La Satira News Service
Patrons waiting for a table at busy restaurants may soon have a new ally, if one restaurant’s new policy works out.
The Ticking Clock, the trendy new bistro at 13th and Main, is trying a novel solution to the problem of restaurant congestion. Starting Tuesday evening, patrons will find a surcharge on their bills for the amount of time they spend at their tables.
“The question of how long guests stay at a table is a sticky one for restaurant managers,” said Aldous Winfield, the owner of The Ticking Clock. “You don’t want your customers to feel rushed when they choose to eat in your restaurant. On the other hand, when the queue stretches out the door and it’s clear the people at table 27 aren’t going to order anything else, there’s the risk that your revenues may start trending in the wrong direction.”
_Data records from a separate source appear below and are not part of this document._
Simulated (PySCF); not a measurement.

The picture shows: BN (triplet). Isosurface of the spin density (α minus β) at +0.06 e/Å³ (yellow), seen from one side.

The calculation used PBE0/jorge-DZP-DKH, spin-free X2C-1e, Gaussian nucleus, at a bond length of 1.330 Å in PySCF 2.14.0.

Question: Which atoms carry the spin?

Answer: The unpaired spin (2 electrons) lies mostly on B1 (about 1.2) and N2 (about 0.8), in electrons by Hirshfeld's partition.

The solution, according to Mr. Winfield, presents a compromise. If customers wish to linger and talk, they are free to do so–in a manner of speaking–and the restaurant gets partial compensation for any lost revenue. “We feel this is a more civilized approach to patron turnover than the usual method: making the restaurant so loud that it’s impossible to hold a conversation and patrons get a headache if they stay too long.”
Reaction to the move has been mixed.
“I can’t believe they’re trying to charge us just for the privilege of occupying one of their tables,” said Penny C. Wise, a first-time client, in response to news. “This is the last time I come here–I don’t care how long it takes to get a table at the other restaurants.”
“I suppose it makes sense,” said Unger E. Pallitt, a frequent customer of the bistro. “We meter the parking to make sure people don’t camp out in the prime spots all day. Why not the tables?”
This is not to say that the restaurant has nothing to offer those conscious of the cost of time. “We are always happy for patrons to order online,” said Mr. Winfield of The Ticking Clock. “That way as soon as they’re seated we can start their orders. That’s especially helpful on our ‘Repondez’ Seafood Plate. It’s always good to call ahead for that, anyway.”
If successful, the trial may be extended to Mr. Winfield’s other restaurant venture, The Nose and Grindstone, a lunch counter primarily serving downtown office workers.